If your brand is trying to build a YouTube campaign strategy, this week's Creator's Tip will give you 10 fundamentals to include as part of that strategy. We've already given you an overview of the new YouTube Creator Playbook for Brands, and last week's Creator's Tip took a deeper dive into section one which was all about how to create a video content marketing strategy for YouTube. Today, we'll focus on section two, 10 fundamental elements to creating video content people love.
10 Fundamentals For Creating Content That People Will Love
It’s important to understand how to build, serve, and engage your audience. You don’t have to utilize each of these 10 fundamentals, but you should figure out which will work best for you, your content, and your audience.
Simply ask yourself how you can include any of these fundamentals into your creative strategy when you’re brainstorming new ideas.
1. Make Your Video Content Shareable
How can you make content shareable? You can stay on top of what’s popular, what’s trending, and what people online are already discussing, then join into that conversation with a video that puts your brand’s spin on it. Also, simply ask yourself, “Would I share this? If so, how would I describe this to my friends?”
There’s two things that trigger sharing: strong emotion and shared values. If your video can elicit strong emotion and feelings or make the viewer feel like, “Yes, I believe that, too!” then it’s much more sharable. The Playbook gives a couple of great examples of shareable content, including this video:
2. Collaboration is a Win for Both Parties
If your brand can offer value to a creator on YouTube that they can’t access on their own, then it might make sense to collaborate with that creator in order to reach their audience. Both parties win!
Just remember that YouTube personalities are brands themselves. They’ve spent a lot of time building their audience and really protect that relationship. Collaborate with them in a creative way that makes sense for creator, their audience, and your brand. The Playbook gives various examples of great collaboration projects. We like this one from Grace Helbig and Shane Dawson which pulled in over 1.2 million views:
3. Make Video Content About Discoverable Topics
There’s some search queries for your industry that are “evergreen,” which means that they will be consistently searched for over time. How-to videos are one such example. So make videos that target people who are making those searches and then fully optimize your video’s title, description, and tags.

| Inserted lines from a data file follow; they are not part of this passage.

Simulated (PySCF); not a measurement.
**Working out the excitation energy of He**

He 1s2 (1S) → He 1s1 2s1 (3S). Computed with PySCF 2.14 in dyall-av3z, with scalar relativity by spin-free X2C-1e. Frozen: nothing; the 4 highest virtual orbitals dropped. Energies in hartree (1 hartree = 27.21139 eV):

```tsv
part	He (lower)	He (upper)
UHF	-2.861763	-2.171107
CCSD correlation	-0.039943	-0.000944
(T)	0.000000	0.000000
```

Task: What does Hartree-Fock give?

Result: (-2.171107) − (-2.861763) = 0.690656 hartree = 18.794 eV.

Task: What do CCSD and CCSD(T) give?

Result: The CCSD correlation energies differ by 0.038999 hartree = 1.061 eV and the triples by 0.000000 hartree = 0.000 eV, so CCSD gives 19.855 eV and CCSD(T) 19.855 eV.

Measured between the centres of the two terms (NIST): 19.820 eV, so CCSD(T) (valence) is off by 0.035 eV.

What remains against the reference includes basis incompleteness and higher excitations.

This Thanksgiving meal video from Epic Meal Time has consistently ranked in the top #3 results for 'Thanksgiving' on YouTube since its release – and probably for many years to come;
4. Make Your Content Accessible
This doesn’t mean adding captions to the video. Rather, this is about making sure that every first-time viewer can understand the context and appreciate the video as equally as someone who has been around the channel for a long time. Remember, every video you publish is potentially someone’s very first exposure to you, so make it as easy as possible for those new viewers to get brought up to speed with your videos.
The Playbook uses the BMW Launch series as an example of a series that stands on its own, whether or not you’ve seen any of the previous episodes:
5. Be Consistent with Everything
This doesn’t just mean being consistent with your publishing schedule, but also with your video’s format, the video’s elements such as intro/outro, different segments, and such, and also its voice. Does it have a consistent point of view that’s apparent in ever video no matter how different each video might be?
Being consistent means your viewers know roughly what to expect and will turn to your videos time and time again. It also helps them feel comfortable and even sets a sense of expectation. The Playbook highlights Rhett and Link's 'Good Mythical Mornings' as a great example of a web series with a consistent schedule.
6. Target the Right Audience
This means that you should have a target audience in mind for your videos. Who are you trying to reach and how do you want them to respond when they see your video? Maybe look at videos that are similar to yours and try to determine who’s engaging with it and why. Then reproduce those elements in your own videos. Dove had a very definite target audience in mind with their Real Beauty Sketches campaign:
It’s usually pretty easy to crank out the first couple videos and put a lot of time and energy into them, but often brands and creators slowly fade off as it becomes increasingly difficult to put the same amount of time and energy into every video.
When you design your videos, make sure it’s a format and style that you can sustain. Look at everything that goes into the videos, including production, location, actors, budget, time restraints, and more, and plan ahead of time for ways you can ensure that your videos grow and audience over time. Short bursts of videos rarely build an audience for your brand. The Playbook selected Vogue's 'From the Vogue Closet' as an example of a brand with a long term strategy:
8. Converse With Viewers
YouTube is different from TV in many ways, but one of them is that viewers here want to talk with the creator. It should be part of your brand’s strategy on YouTube to give viewers the chance to provide feedback, or, better yet, involve them in your content.
9. Consider Interactive Content
Having a conversation with your viewers is one thing, but giving them the opportunity to interact with your content and your brand is even better. You can share viewer questions and feedback, use their videos inside your videos, and even let the viewers dictate the content itself. The following video, from chef Jamie Oliver, is a fantastic example of an interactive video (make sure the annotations are on):
10. Be Authentic
This is kind of a buzz word that’s thrown around, but it’s really true. We all respect, admire, and look up to those who are personable and authentic. It’s important that your brand finds ways to make your message relatable. Maybe tell the backstory of how your company started, give little-known facts about it, or interview people with stories that humanize your brand. People can detect when they’re watching someone who’s truly passionate about something versus someone who’s just talking about the same subject on camera, so make sure the passion is real and authentic, not manufactured.